Conventional wisdom has it that music albums are going out of fashion.
Conventional wisdom is wrong when it comes to Taylor Swift, however, who not only has the fastest-selling album in the United States in a dozen years, but has also sold more physical than digital copies of her new album, 1989, according to numbers from Nielsen SoundScan.
1989 opened at the top of the Billboard 200 chart on Wednesday, with sales of 1.287 million copies. More than half of the copies sold - 647,000 - were physical albums. The other 640,000 copies were downloaded.
So why is the 24-year-old pop star such a phenomenon?
1. She is a shrewd businesswoman.
She gives her fans reasons to go to a store and get her CD. In an exclusive partnership with her, Target stores are selling a bonus version of 1989 that includes three extra songs, three songwriting voice memos from her mobile phone and an envelope of Polaroids of her album photo shoot. In an interview with National Public Radio, she says she is creating "an experience that's different than downloading the music itself".
More aggressively, she has pulled her whole catalogue from Spotify to make a statement about music streaming services. In an interview with Yahoo! Music, she says she does not agree with "perpetuating the perception that music has no value and should be free".
2. She knows that intimacy sells, perhaps better than sex.
She works hard to connect with her fans on social media. Charmingly, she confesses to cyberstalking fans and retweets photos of them posing with her album with the hashtag #taylurking, for example.
Vulture website writes: "She treats her fans like friends, speaks their language, plays their games - all while encouraging their documentation of her album purchase. It is social media marketing extended to the hyper teenage BFF extreme. And it's totally working."
In another interview with Vulture, she says her rapport with her fans has a "friendship element". She even calls her connection with them "a big-sister relationship".
3. She's actually a songwriter par excellence.
She might not be a gifted singer like Adele or Beyonce, but she sure has a talent for melody. Reviewing 1989, The New York Times notes how she shows off her songwriting in three phone recordings of her songs at the embryonic stage.

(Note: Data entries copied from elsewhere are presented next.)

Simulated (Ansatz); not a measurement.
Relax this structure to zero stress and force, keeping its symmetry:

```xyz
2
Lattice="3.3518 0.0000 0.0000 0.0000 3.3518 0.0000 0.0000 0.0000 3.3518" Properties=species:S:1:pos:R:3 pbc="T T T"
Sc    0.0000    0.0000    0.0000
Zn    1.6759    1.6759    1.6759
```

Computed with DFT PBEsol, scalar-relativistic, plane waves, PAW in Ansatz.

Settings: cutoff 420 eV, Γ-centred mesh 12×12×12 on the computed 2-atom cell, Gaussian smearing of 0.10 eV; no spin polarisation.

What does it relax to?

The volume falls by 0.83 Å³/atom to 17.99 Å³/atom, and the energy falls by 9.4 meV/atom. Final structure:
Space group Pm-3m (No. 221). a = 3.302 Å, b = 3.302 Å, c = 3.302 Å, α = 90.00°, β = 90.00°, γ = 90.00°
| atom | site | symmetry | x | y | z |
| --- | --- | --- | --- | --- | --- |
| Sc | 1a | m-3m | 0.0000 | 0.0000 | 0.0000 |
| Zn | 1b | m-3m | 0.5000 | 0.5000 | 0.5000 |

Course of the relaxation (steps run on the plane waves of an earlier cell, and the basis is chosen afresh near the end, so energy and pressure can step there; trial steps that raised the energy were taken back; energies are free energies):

"I Wish You Would shows her singing without any vocal manipulation, and though the lyrics to I Know Places and Blank Space changed a bunch from this stage to the final version, it's clear that the melodies were intact, and sturdy, from the beginning," the Times writes.
Rolling Stone has called Swift a "songwriting savant with an intuitive gift for verse-chorus-bridge architecture", in the mould of Max Martin, the Swedish pop scientist who has worked with the likes of Britney Spears. When she is done with stardom, Swift "could retire to Sweden and make a fine living churning out hits for Kelly Clarkson and Katy Perry".